I’m a farmer, ask me anything

354 replies

AskAFarmer · 30/04/2019 17:20

As title! :)

OP posts:
Catren · 14/05/2019 22:57

Start the blog! Or an instagram account that we can all follow. Something! It's clearly not into the n ether given the hours people have spent reading through the whole thread. 😊

Thanks for answering the shearing question. So have sheep been bred for the wool and that's why we (we?! you!) now need to shear them, or was it always this way? How did sheep of yore not all turn into massive balls of wool and die out?

HastaLaVistaPrint · 15/05/2019 10:34

Just realised I never thanked you for your animal corpse answer. How rude. Blush

V interesting. I went on a riding holiday as a youngster when one of the horses died overnight. I wondered at the time what they'd do with it.
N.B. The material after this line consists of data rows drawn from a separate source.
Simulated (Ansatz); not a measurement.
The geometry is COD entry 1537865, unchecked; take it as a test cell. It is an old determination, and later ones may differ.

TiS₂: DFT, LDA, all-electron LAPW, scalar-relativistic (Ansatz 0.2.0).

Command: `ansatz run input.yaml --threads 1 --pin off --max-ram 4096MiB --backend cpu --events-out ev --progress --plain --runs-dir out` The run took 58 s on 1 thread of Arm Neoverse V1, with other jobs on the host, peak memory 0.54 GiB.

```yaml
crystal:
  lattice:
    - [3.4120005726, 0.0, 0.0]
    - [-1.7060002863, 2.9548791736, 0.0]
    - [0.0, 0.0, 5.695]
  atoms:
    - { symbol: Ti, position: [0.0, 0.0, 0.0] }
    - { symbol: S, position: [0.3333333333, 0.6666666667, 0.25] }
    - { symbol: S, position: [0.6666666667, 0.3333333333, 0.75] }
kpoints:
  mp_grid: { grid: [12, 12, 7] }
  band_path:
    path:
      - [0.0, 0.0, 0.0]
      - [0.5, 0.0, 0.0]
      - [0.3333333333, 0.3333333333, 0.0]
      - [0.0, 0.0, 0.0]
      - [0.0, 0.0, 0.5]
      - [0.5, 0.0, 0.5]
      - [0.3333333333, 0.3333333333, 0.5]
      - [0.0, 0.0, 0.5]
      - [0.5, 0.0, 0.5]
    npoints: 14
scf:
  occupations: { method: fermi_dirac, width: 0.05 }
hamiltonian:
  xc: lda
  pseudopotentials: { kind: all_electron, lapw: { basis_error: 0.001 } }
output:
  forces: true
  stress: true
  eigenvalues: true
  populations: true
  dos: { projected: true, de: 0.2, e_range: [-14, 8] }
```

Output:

I've not looked at crows and jackdaws the same way since reading this thread. I'm also now hyper-vigilant for upside down sheep. Grin

dontevenblink · 15/05/2019 12:20

Can I please bump my earlier questions about what the differences between UK and NZ farming are, as I think you said you follow more of a NZ model? I know the farms can be absolutely huge here, but I don't really know much more. Fascinating thread thanks!

Usingmyindoorvoice · 16/05/2019 21:30

@catren the nation’s wealth in the Middle Ages was built on wool production. Woven into cloth and exported It paid for wars, cathedrals, the first universities etc and laid the foundations for future trading wealth.
Even today the speaker of the House of Lords sits on the woolsack as a symbol of this historical wealth.